Retail sales and food-services spending rose 0.5 percent in March following an 0.8 percent gain in February (see first chart). However, today’s retail sales data are not adjusted for price changes. In real terms, total retail sales were down 0.7 percent (adjusted using the CPI). Still, total retail sales are up 6.9 percent from a year ago while real retail sales are down 1.5 percent.
Core retail sales, which exclude motor vehicle dealers and gasoline retailers, rose 0.2 percent for the month, following a 0.1 percent decline in February (see first chart). The decline leaves that measure with a 6.2 percent gain from a year ago. After adjusting for price changes, real core retail sales fell 0.2 percent in March and are down 0.3 percent from a year ago (see second chart).
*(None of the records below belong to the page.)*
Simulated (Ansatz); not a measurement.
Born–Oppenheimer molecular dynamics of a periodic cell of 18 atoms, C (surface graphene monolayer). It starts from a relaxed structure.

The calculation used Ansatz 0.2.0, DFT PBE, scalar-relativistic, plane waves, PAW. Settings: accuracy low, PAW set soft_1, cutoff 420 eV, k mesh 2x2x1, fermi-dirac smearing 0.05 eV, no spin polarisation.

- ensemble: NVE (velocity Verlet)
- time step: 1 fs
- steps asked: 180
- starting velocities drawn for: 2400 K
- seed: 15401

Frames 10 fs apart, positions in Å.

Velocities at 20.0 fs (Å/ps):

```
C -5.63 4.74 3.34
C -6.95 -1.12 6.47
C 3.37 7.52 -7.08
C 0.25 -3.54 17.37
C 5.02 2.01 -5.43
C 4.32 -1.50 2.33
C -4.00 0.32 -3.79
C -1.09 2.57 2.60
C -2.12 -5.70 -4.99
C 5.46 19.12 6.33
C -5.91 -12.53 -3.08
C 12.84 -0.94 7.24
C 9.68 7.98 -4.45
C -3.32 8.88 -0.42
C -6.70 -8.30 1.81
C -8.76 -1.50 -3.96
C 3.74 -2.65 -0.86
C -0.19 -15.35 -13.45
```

Categories were mostly higher for the month with ten up and three down in March. The gains were led by an 8.9 percent rise in gasoline spending. However, the average price for a gallon of gasoline was $4.40, up 19.8 percent from $3.68 in February. General merchandise sales followed with a 5.4 percent increase while electronics and appliance store sales and sporting goods, hobby, and bookstore sales each gained 3.3 percent for the month.
Nonstore retailers led the decliners, down 6.4 percent, followed by motor vehicles sales, off 1.9 percent, and health and personal care store sales, down 0.3 percent (see third chart).
Overall, total nominal retail sales rose for the month, lifted by rising prices, especially for gasoline. However, in real terms, total and core retail sales fell. Furthermore, real total and real core retail sales are essentially unchanged from a year ago.
Continuing labor shortages, along with materials shortages and logistical issues, are likely to continue to slow the recovery in production across the economy and sustain upward pressure on prices. In addition, geopolitical and global economic turmoil as a result of the Russian invasion of Ukraine has had a dramatic impact on capital and commodity markets, launching a new wave of disruptions to businesses while a new Fed tightening cycle will likely weigh on future economic activity. The outlook has become highly uncertain.